Then he looked at a copy of the owner's passport and said, "Gee, this guy is 91," as if he'd be an unlikely source of contraband.
On this occasion, an elderly friend considered the snowbird services but they limit contents to the trunk and the floor of the back seat and he and his wife needed to fill the car, a 2007 Buick Lucerne CR/CXL.
It was a cushy ride and he offered more flexibility in time and would pay all my expenses, including return airfare, gas, meals and accommodation for two nights. That worked out to almost $700, better for me and better for him than the $850 Toronto Driveaway charges and the $800 Cars to Florida bills.
When returning the Lexus to Toronto, I had to stretch my $300, the amount I received from Toronto Driveaway.
But a cheap flight south to pick up the car and some economy motels made it possible to handle all travelling expenses.
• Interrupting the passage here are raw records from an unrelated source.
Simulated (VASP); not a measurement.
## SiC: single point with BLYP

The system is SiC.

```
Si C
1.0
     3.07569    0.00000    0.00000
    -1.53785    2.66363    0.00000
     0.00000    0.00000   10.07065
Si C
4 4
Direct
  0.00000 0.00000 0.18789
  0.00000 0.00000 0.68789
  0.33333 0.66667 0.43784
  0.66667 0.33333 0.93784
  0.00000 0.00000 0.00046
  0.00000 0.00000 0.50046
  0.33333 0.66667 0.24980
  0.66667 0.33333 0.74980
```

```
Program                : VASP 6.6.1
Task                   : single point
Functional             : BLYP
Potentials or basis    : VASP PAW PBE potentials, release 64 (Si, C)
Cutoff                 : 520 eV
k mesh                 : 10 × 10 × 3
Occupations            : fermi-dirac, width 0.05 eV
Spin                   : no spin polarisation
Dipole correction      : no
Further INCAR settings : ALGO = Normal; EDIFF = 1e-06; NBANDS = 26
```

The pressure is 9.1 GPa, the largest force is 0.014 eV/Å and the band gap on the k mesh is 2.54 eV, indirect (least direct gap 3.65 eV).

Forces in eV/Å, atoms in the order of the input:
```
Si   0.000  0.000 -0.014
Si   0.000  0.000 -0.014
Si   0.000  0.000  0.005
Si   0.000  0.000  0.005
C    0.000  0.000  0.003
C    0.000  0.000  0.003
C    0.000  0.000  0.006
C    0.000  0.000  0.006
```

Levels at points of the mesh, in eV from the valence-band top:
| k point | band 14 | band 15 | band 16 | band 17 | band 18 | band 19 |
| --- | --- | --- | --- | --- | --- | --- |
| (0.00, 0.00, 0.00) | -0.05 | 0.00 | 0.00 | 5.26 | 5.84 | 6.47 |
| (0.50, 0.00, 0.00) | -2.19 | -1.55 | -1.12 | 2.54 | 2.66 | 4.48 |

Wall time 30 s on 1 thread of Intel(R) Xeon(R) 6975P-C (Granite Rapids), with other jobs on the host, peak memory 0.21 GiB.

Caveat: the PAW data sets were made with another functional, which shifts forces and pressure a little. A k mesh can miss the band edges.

In each of three trips delivering cars I added a few days of pure holiday, taking in spring training baseball, checking out Miami's South Beach, and exploring Fort Myers and St. Augustine.
As for misadventures, Toronto Driveaway's Coady doesn't like to dwell on them, but he does recall a comical episode when he was moving newer, used vehicles to British Columbia.
"The driver was taking a Cadillac convertible to Vancouver. He stopped at an orchard and as he was helping himself to some apples a horse came out of a field and began to eat the convertible top."
The owner's insurance took care of the damage.
Toronto Driveaway has a limited number of cars available for Arizona, California and western Canada too, but Florida destinations are the prime business.